Art Term Tuesday: (Fashion) Designer

Katy Thompson, Associate Director of Education

I know, I know, it’s a WEDNESDAY; but, I have a really good excuse: it’s Fort Wayne’s own fashion designer Bill Blass‘ birthday! Born in Fort Wayne and educated at South Side, Blass went on to make his name in NYC and around the world designing and producing womenswear under his own label. The word designer, though, can refer to a myriad of creative roles: graphic designer, costume designer, video game designer, user experience and/or web designer, lighting designer, and much more. If it applies to all of these careers, what does it actually mean to be a designer, and, more specifically, a fashion designer?

Bill Blass designs. Photo courtesy of FWMoA.
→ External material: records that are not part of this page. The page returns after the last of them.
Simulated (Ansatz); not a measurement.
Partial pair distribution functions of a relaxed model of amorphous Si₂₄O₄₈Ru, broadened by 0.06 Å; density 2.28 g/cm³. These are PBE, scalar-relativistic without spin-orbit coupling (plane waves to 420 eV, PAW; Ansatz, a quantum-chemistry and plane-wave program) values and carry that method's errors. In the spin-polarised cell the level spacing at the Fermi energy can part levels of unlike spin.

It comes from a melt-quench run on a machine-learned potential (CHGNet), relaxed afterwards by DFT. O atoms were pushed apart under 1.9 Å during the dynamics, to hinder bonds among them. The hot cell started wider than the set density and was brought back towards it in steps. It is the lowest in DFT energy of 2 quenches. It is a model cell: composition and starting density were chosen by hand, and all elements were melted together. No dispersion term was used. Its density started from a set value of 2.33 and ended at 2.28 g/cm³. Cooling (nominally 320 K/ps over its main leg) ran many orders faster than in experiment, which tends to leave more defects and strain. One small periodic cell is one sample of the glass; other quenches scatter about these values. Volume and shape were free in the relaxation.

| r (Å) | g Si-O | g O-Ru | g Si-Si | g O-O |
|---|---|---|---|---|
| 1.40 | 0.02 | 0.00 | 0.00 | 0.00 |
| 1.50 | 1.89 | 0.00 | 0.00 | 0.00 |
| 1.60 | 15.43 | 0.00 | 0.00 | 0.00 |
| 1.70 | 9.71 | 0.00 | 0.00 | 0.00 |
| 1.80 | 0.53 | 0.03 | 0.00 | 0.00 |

Essentially, a designer is a generic term for anyone who plans or outlines the structure or form of something, before it is produced, in drawings (whether physically with pencil and paper or digitally with software). The designer is the creative force behind the thing, whether that’s a building, a website, or a dress. While the term historically referred to architects, today it encompasses art and craft thanks to the increased complexity of production methods and mass consumerism. Today, we divide designers into specific domains: landscape, urban, interior, industrial, furniture, fashion, and the like. No matter the specialty, all designers share skills and methods for making; they use design methods and thinking to approach problems systematically and create new solutions, always keeping in mind the target audience for their product.

For Bill Blass, his audience was the everyday woman who needed to go from work to play both comfortably and fashionably. In fashion, the art of design is the outcome of applied knowledge, aesthetic, and construction to both clothing and accessories. Influenced by culture and trends, designers are forward-thinking, constantly evolving and staying ahead (or directing) the newest styles. A balancing act of both form and function, fashion designers consider who will wear it (bespoke or mass market) and where (work, home, or play). Today, we recognize iconic styles and American fashion houses as brands: Calvin Klein, Ralph Lauren, Tommy Hilfiger, Levi Strauss, Kate Spade, Supreme, Guess, Tom Ford, and Diane von Furstenberg, to name a few; however, this wasn’t always the case.

Fashion designers create looks for individual customers (bespoke) and for mass production, often partnering with mass market lines like Target or UNIQLO. Bill Blass began his career designing for others. One of several sketchers or drafters, Blass’ designs were not his own but belonged to the fashion house, same for his fellow in-house designers. In fact, it wasn’t until the 19th century that Charles Frederick Worth first sewed his label into the garments he created. Before this clothing design was completed by anonymous seamstresses and styles filtered down from the royals at court; for example, when Parisian ladies-in-waiting started wearing a new hood design, it would transfer to the English courts and then slowly make its way through the social hierarchy. Today, it is leading fashion houses in Paris, Milan, New York City, and London that, through Fashion Week, sets the stage for that season’s fashion.

Bill Blass designs. Photo courtesy of FWMoA.

Blass eventually set up his own house, Bill Blass Limited, sketching and producing his designs under his own name. It was his name on the tag, not another designers. Most fashion designers begin with a sketch on paper. From there, they may drape fabric on a dress form (mannequin) or use a design app to visualize the final garment. They cut patterns out of muslin and then, once they have the vision cemented, create a sample garment. Designers will often show clients the sketch design, working to perfect it on paper before wasting expensive fabric resources to make a sample garment that doesn’t fit the individuals needs or vision. While royal courts held one or two dressmakers, much like court painters, in high esteem, today we are much more likely to mix-and-match our haute couture (high sewing; high quality, expensive fabric often sewn for a specific client) with ready-to-wear (prêt-à-porter; cross between haute couture and mass market because, while it isn’t made for a specific, individual client it is made with choice fabric and a high level of care) and mass market (cheaper and simpler fabrics, made on trend). Blass styled the working woman, making durable clothes that flattered but allowed the wearer to be on-the-go. Iconic pieces, he helped to steer American fashion into it’s own: a clean-cut and finished yet urban casual aesthetic.

Bill Blass designs. Photo courtesy of FWMoA.

Bill Blass: Fort Wayne’s Fashion Designer is now on exhibit at the Fort Wayne Museum of Art and the Fort Wayne History Center!